Most long-short hedge funds with roots in Tiger Management are trailing the broad market at the halfway point this year: The majority have gains in the low teens or single digits. In some cases their long-only funds are faring better.

The most glaring exception: Light Street Capital Management. Institutional Investor previously reported that its long-short fund posted a 9.5 percent gain in June and is up 54.6 percent for the year. The long-only fund surged 8.9 percent for the month and 36.9 percent so far this year. In comparison, the S&P 500 was up 15.3 percent in the first six months, including dividends reinvested.

D1 Capital Partners’ public securities class posted a 20.1 percent rise in the first half, according to two people who have seen the results. However, results for Dan Sundheim’s hedge fund firm’s largest class, which devotes 35 percent or so of its assets to private investments, could not be determined.

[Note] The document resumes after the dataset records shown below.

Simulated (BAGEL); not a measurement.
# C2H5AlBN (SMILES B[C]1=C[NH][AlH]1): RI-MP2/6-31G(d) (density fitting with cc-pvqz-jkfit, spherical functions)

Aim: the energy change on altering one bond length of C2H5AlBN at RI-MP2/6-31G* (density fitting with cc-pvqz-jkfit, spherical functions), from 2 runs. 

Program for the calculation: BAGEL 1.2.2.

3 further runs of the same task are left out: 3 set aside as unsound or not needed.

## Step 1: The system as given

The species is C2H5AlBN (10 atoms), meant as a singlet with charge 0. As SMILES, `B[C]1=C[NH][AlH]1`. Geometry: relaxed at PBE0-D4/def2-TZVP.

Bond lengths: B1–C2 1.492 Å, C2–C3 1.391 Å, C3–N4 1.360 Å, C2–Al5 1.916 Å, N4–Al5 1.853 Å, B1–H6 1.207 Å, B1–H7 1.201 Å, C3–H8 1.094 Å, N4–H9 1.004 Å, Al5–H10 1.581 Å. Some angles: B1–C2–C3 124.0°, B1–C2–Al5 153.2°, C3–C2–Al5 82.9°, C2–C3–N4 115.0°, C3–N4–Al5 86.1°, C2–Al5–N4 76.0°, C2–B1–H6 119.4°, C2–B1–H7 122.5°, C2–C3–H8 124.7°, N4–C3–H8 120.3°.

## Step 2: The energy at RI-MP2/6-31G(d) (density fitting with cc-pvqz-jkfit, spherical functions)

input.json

Stephen Mandel Jr.’s Lone Pine Capital barely beat the benchmark in first-half 2024. Its long-short and long-only funds were both up between 1 and 2 percent in June and about 1 percent for the second quarter, an investor says. For the first half, the long-short fund and long-only funds climbed 16 percent and 15 percent, respectively.

As of the end of the first quarter, three Magnificent Seven stocks ranked among the firm’s four largest U.S. longs: Meta Platforms, Microsoft, and Amazon. Taiwan Semiconductor Manufacturing Corp., an AI play, was the second-largest.

Elsewhere, Chris Hansen’s Valiant Capital Management gained 6.73 percent in its public securities portfolio in June, boosting its gain for the year to 13.3 percent, according to a monthly email to clients that was seen by II. In the first quarter, Valiant established a new large stake in TSMC that is now its second-largest long position, according to its first-quarter letter. A first-quarter 13F filing revealed that Maplebear, the parent of online shopping company Instacart, was by far the largest common stock long, followed by Microsoft.

Lee Ainslie III’s Maverick Capital posted gains in its long-short fund of nearly 1 percent in June and 11.32 percent for the first half. Maverick Long increased nearly 3 percent for the month and 13.82 percent for the year. Maverick Long Enhanced also rose about 3 percent in June and is now up 13.3 percent for the first six months, according to a hedge fund database.

South Korean e-commerce company Coupang remains Maverick’s largest long, accounting for roughly 18 percent of U.S. common stock assets as of the end of the first quarter. The next two largest U.S. common stock long positions were Amazon and Nvidia.

Chase Coleman’s Tiger Global Management showed a 4.1 percent gain in June in its long-short fund, with a return of 12.8 percent for the first half, say two people who have seen the results. The firm’s crossover fund, which allocates a big chunk of assets to private companies as well as public securities, was up 15.9 percent in the first half of the year, the sources reported. Meta and Microsoft combined to account for nearly one-third of the firm’s U.S.-listed assets at the end of the first quarter.

Philippe Laffont’s Coatue Management, for its part, posted a 9.6 percent rise in the first half after gaining 1.3 percent in June, according to someone who has seen the results. Meta, Amazon, and Microsoft were the three largest U.S. long positions at the end of March, and TSMC was the fifth largest after the hedge fund firm built most of its position during the quarter.

Elsewhere, O. Andreas Halvorsen’s Viking Global Investors had an 8.2 percent jump in its long-short fund in the first half after gaining 2.1 percent in June, according to an investor. Viking Long Fund fared better than the hedge fund, climbing 10.7 percent for the half after rising 2.6 percent last month.